Great to flush out some of these issues – even if the project has already got a head of steam.  Aesop’s fable on the Tortoise and the Hare springs to mind.

BTW it’s a great technology chain from pachube.com to the Arduino based sensors. However it ain’t gonna work just because somebody wants it to work – its gotta be engineered and designed, teaching about sensor accuracy/calibration is critical to understanding measurements.

I have consistently been asking for the AQE Sensor Specifications – in industry this is typically labeled “Draft” early in life and it evolves from there, The Atmel processor Mega256 Specifications have gone from AàN versions.
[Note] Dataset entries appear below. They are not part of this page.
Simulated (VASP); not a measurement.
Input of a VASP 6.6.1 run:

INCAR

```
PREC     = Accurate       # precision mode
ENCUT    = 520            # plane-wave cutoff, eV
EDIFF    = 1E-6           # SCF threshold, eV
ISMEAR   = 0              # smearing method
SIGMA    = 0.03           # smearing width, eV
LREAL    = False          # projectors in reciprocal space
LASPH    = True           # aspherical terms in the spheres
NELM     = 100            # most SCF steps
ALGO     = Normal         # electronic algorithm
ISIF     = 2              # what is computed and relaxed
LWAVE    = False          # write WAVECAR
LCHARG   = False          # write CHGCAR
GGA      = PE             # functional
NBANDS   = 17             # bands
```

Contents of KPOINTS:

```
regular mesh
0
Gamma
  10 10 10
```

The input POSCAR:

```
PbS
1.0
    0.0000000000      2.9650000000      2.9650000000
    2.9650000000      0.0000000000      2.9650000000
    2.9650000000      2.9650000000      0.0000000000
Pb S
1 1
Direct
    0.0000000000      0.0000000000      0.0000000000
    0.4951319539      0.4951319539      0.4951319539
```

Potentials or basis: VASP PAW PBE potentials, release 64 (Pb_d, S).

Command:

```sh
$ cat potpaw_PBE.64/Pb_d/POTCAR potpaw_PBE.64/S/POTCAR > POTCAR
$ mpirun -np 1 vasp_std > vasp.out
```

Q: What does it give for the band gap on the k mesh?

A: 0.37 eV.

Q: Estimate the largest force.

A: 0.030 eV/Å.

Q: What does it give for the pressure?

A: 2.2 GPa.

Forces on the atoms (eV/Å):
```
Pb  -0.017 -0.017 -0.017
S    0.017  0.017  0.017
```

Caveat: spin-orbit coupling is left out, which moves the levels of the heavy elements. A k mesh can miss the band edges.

 I would have hoped for a “Draft AQE Sensor Specification” to include such items

1)Max frequency of update – knowing the architecture even every minute would be high frequency and doable.

2)Accuracy of AQE <XXX> sensor reading/units

3)Resolution of  AQE <XXX> sensor reading/units

4)Environmental specifications – can it go outdoors  -20C to +70C with rain & ice.

There are physical sensor accuracies and resolutions directly translatable from the e2v sensor specifications, processor ADC and Voltage Reference and front end signal processing over a working temperature range. They should be stated at a minimum. I guess someone will do it once the circuits and code are defined – but that becomes a qualification stage – and its better if it happens earlier in the process as a specification verification.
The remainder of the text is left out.